And for my next trick, I will balance a full cup of coffee on my head while carrying a 30lb toddler in one arm, ironing my husband's shirts with the other, and testing the baby's bath water with one foot, all while studying for my three exams that will be given the next day.
That, my friends, is an understatement. My life feels like a three ring circus and I'm the final clown trying to squeeze into the car with all the other clowns whose work loads are similar to mine. Practicum started last week and school starts this week. Someone pass the Valium.
When I signed up to do three classes and a 20 hr/week internship, I thought, "No problem. It'll just be like having a full time job and being a mommy at the same time. Tons of people do it everyday. I can do it too."
Holy crap. How do you people do it? How do you manage to raise your kids, attend to your husband, keep your house clean, keep the dog fed, dishes and laundry done and work everyday without developing a drug or alcohol problem? I feel like I should sign up for an AA meeting now, even though I haven't started drinking.

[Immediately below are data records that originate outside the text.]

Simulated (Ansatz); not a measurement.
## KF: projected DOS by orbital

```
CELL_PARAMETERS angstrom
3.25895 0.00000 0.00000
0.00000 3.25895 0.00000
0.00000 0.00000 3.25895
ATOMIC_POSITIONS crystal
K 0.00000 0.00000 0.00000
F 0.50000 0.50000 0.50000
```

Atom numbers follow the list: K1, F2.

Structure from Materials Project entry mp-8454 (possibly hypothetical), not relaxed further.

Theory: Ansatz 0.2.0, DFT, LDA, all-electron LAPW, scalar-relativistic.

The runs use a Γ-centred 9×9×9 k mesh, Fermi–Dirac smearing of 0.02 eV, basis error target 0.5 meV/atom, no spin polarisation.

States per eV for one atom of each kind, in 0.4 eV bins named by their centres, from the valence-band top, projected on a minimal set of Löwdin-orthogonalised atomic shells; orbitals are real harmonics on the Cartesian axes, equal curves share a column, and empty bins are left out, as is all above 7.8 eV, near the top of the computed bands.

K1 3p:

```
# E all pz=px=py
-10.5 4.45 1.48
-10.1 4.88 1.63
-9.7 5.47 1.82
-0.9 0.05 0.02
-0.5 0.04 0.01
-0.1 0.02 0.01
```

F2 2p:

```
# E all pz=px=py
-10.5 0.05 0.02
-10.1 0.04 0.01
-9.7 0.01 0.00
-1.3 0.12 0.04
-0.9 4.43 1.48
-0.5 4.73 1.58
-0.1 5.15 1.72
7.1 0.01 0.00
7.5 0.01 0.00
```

Last night after I got home from the Advocacy Center, I laid in bed next to my husband, desperate to go to sleep. But all I could do was look at him and think, "Did I make the right choice? Is all this work, all this sacrifice, my family is enduring for me, worth it?" With tears streaming down my face at the thought, my husband took his hand, wiped away my tears, and said, "I love you." In that moment, I knew he was saying that he's in this with me. It's going suck, sure. I know there will be plenty of long nights and definitely more tears. But we're going to go through it together and when I'm finished in May, I'll be able to stand there in my cap and gown and say, "I'm no longer one of the clowns in a tiny car. I've graduated. I'm now the ringleader."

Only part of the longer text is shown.